I tended bar at Gampy’s restaurant in Baltimore for 4 or 5 years. Gampy’s is an acronym for Great American Melting Pot, and it was indeed just that—a mix of boy and girl bar flies on the sticky rim of bad behavior. Blacks, whites, gays, a priest or two, secretaries, executives, the lonely and the locals. The restaurant, the bar, my bar-tending-partner and myself were all very popular—three deep at the bar during happy hour which was always happy. Laughter and bawdiness ruled. There was joke telling, singing, gags galore, and friendships that are with me still, decades after having left the place. We drank a ton, and I gave away a ton of drinks under the approving eye of my boss and owner—whatever it took to keep ‘em comin’—and they came every night.
We marched in the Preakness Parade, danced in every club, there were cocaine parties, sexual liaisons, lies and compromises—our carrying-on was infamous, or so we liked to think. There was a group of us that formed a loosely conceived “rib club”—drunks in search of the perfect BBQ rib. We ate ribs at all the chain restaurants, Baltimore landmark restaurants, dives in the swamps off of the Chesapeake Bay. For my bachelorette party, the Gampy waitresses took me out for a night on the town—to Baltimore’s block, with the strip joints and street slime, where we were not strangers (strip clubs typically did not like drunken, young girls coming into their establishment and taking the attention and money away from the dancers but we somehow could pull it off). We closed the 2 O’Clock Club with a roar, and thankfully, all of our clothes. And then there were the car accidents.

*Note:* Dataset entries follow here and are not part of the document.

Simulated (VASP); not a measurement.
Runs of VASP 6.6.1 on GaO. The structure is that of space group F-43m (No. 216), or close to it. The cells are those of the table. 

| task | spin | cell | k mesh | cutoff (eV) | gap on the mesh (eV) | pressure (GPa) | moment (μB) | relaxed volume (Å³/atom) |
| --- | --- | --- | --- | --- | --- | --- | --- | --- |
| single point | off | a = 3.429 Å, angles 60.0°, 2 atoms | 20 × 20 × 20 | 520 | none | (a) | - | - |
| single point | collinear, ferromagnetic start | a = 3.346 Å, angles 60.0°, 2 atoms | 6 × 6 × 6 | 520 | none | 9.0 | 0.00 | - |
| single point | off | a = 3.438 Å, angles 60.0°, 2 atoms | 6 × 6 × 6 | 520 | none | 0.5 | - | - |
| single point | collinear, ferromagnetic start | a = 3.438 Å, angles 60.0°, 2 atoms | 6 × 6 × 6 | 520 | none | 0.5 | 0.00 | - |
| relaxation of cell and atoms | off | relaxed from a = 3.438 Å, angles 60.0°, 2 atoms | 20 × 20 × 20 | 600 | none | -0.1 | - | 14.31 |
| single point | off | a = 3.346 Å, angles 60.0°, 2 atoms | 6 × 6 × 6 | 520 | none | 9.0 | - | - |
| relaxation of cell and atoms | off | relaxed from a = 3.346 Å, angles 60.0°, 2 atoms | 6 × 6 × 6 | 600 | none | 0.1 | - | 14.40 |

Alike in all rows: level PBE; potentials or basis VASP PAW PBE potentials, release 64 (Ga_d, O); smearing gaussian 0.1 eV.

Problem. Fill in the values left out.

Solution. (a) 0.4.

I remember 2 accidents, there may have been 3, climaxing with my DUI. There was a party in the restaurant for one of the regulars that was moving, a beloved Episcopal priest, a gentleman pretty high up in the church hierarchy, gay and a guzzler. It was a fun and fond farewell, and I drove home to Baltimore County drunk as a skunk, in my husband’s aubergine (purple) Porsche. I got pulled over. I did the drunk walk, failed, got arrested, put in the police car and put behind bars—leaving the Porsche on the side of the road—waiting for my husband to notice on his way home from work and freak out—which he did. For weeks after the arrest, my co-workers all wore makeshift buttons that read, “Free Pam,” and for weeks after the arrest I shook behind the bar as I tried to sober up for my day in court. But good alcoholic that I am, I continued to drink for another two years (while attending court appointed AA meetings), and so began my emotional and physical downward spiral, or rather, so began my recognition of the downward spiral that was my life.
One of my biggest fears regarding sobriety was never having fun again and leaving the Gampy crowd behind. I loved those people and that time, I have no regrets, I scared my husband silly but brought no harm to anyone other than myself. And the harm that I’m not including in these drinking posts runs deep—the isolation, the loathing, the shame, the worthlessness that existed between drinks. There is a ton of fun in my life now, people often mistake my frivolity for drunkenness. But getting sober and sobriety are different stories, this is about drinking, about a runaway time that brought me to where I sit and type today. Love to all my Gampy friends, I hope you are alive (sadly, I know of 3 who are not) and well, and somehow find your way to this story.